The August employment report showed that nonfarm payrolls CONTRACTED by 4,000 jobs against a consensus forecast of a 110,000 increase. This was the first drop in jobs in four years. Compounding the negative sentiment there were steep downward revisions to reports from June and July. That the unemployment rate, which is separately based on the household survey, was unchanged was the only spare, silver lining in the report.
Equity indices are off nearly two percent at the close with 10 year bonds up nearly half a point. All things being equal the equity indices held up reasonably possibly due to the fact that the bearishness of the data has made a 25 basis point cut in the fed funds rate on September 18th a foregone conclusion. The real speculation now is wehter the Fed will come through with 50 basis points (one-half of one percent).
The FOMC is in an unenviable position as 'only' a 25 bp cut now would probably cause a significant selloff and Capitol Hill will squarely blame the Fed for not doing enough to help the economy. Data on economic activity will be scrutinized closely over the next week.
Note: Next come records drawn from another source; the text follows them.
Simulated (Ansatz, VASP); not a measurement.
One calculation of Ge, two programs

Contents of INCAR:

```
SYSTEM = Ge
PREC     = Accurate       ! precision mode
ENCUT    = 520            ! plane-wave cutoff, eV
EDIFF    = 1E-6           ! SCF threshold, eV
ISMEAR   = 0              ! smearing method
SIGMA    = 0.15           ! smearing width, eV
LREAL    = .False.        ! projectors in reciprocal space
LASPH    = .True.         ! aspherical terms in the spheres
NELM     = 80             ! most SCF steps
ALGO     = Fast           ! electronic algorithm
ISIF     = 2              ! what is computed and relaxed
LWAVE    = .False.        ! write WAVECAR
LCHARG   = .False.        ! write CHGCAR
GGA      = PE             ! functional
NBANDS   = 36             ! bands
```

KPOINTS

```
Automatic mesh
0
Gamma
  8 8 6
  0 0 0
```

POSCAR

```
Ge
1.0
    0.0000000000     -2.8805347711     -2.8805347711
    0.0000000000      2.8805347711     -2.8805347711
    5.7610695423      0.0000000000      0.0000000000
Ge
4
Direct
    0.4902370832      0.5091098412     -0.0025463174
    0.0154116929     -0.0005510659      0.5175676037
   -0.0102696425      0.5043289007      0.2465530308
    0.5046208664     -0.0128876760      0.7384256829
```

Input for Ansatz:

The Fed needs to act and appear to act decisively. The key to this market crisis is that it is hitting at the root of economic activity which is housing. The planning, construction, sale and furnishing of new homes are a principal engine of the economy. The nearly frozen mortgage markets are starving what had already been a fluttering engine. It will take a lot of revive the mortgage markets and it is likely that the egregious lending practices that fueled the subprime sickness will be gone for good but confidence along with the provision of liquidity is critical and the Fed needs to cut AND sound dovish.